Should We Coach Teachers on Teaching to the Test?
Guest post by Dave Schor, EdConnective thought partner, University of Pennsylvania Graduate School of Education doctoral candidate, and regional director for Springboard Collaborative.
The current educational climate revolving around standards-based and teacher accountability has put schools of education, teacher-mentors, and teacher-coaches in a paradoxical bind. On one hand, concepts like culturally responsive teaching, pedagogical content knowledge, and differentiated instruction are being presented to preservice teachers. These progressive and critically lauded ideas are a stark contrast to elements of the drill-and-kill, test-based nature of many American classrooms. In such a landscape, do we support educators with courses and coaching around test prep or instead around progressive education topics?
"Teaching to the test" does not merely mean teaching the content that students will encounter on standardized tests. It also means teaching that content it in a way such that it literally reflects what the students will see on the test. Further, teaching to the test means teaching how to take the test, and what strategies will be best used when answers are not easily found. It means practicing in the silent, door-closed, high-pressure environment students will encounter. It means coaching students on how to properly fill in bubbles and, if necessary, erasing them thoroughly should they feel they've made a mistake.

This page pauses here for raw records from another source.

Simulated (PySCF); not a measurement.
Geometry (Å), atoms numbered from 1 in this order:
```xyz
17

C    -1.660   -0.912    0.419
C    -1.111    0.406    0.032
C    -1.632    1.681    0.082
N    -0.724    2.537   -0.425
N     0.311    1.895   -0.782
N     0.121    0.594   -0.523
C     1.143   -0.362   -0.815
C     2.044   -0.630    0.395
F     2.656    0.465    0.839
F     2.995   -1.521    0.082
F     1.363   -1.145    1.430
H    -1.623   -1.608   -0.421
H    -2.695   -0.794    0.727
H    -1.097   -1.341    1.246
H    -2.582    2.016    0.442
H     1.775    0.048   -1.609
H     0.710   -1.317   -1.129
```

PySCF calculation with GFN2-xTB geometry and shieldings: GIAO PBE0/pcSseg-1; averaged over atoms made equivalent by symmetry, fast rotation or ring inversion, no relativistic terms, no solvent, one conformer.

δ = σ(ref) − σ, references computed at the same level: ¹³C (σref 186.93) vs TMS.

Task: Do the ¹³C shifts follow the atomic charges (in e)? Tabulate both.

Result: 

While some of these are indeed good overall test-taking strategies and should be imparted to students at some point, they are a far cry from the theories and methods taught to young teachers. Most schools of education emphasize collaboration, creativity, varied methods, cultural sensitivity, exploration, and making connections across subject areas. The siloed and standardized nature of the exams students must take, and that teachers must give, leave little room for new teachers to employ the strategies they've learned in their respective programs.
This problem is compounded by the fact that, in many cases, students' performance on these exams directly correlates to teachers' ability to maintain employment. This is true for any school held accountable to standardized tests, not just schools performing poorly on them. Even in higher-performing districts, the pressure is on teachers to show growth: if 92 percent of your students were proficient last year, you are expected to achieve 95 percent proficiency this year.
The challenge for teacher-educators, mentors, and coaches then becomes this: hjow much do you teach your teachers about teaching to the test? Do you develop strategies to help your teachers efficiently address the test as they are likely going to have to? Do you forgo valuable lessons, discussions, and exercises on concepts like multicultural education and differentiated instruction in order to sufficiently prepare them for the drill-and-kill nature of education?
I go back and forth on this issue. It seems wise to prepare teachers for the realities they will face, and to do your best to help them develop the skills and techniques they will need to be successful in these realities. But I question the message that sends to these inexperienced teachers. Does prepping them to efficiently prep their students for the test do more harm than good? Is it simply propagating a situation in education that few scholars would agree has any educational benefit to students?
The answer likely lies somewhere in between. It really rests in the hands of the teacher-educators, coaches and mentors to assess where their teachers lie in terms of readiness to be thoughtful, intentional, culturally responsible educators while grappling with the realities of the current state of education. Moreover, with regard to propagating this state, the conversations associated with whatever steps are taken to prepare teachers for the test are as important as the information disseminated. These conversations must lead to reflections on navigating realities that we as educators might not agree with, but are forced to deal with. Reminding new teachers that they can and should be agents of change working within the confines of the system is paramount. In the end, I think it is the responsibility of the teacher-educator, mentor and coach to practice what he/she preaches by determining what and how much of this issue is covered according to the strengths, dispositions, and readiness of the new teachers with whom they work.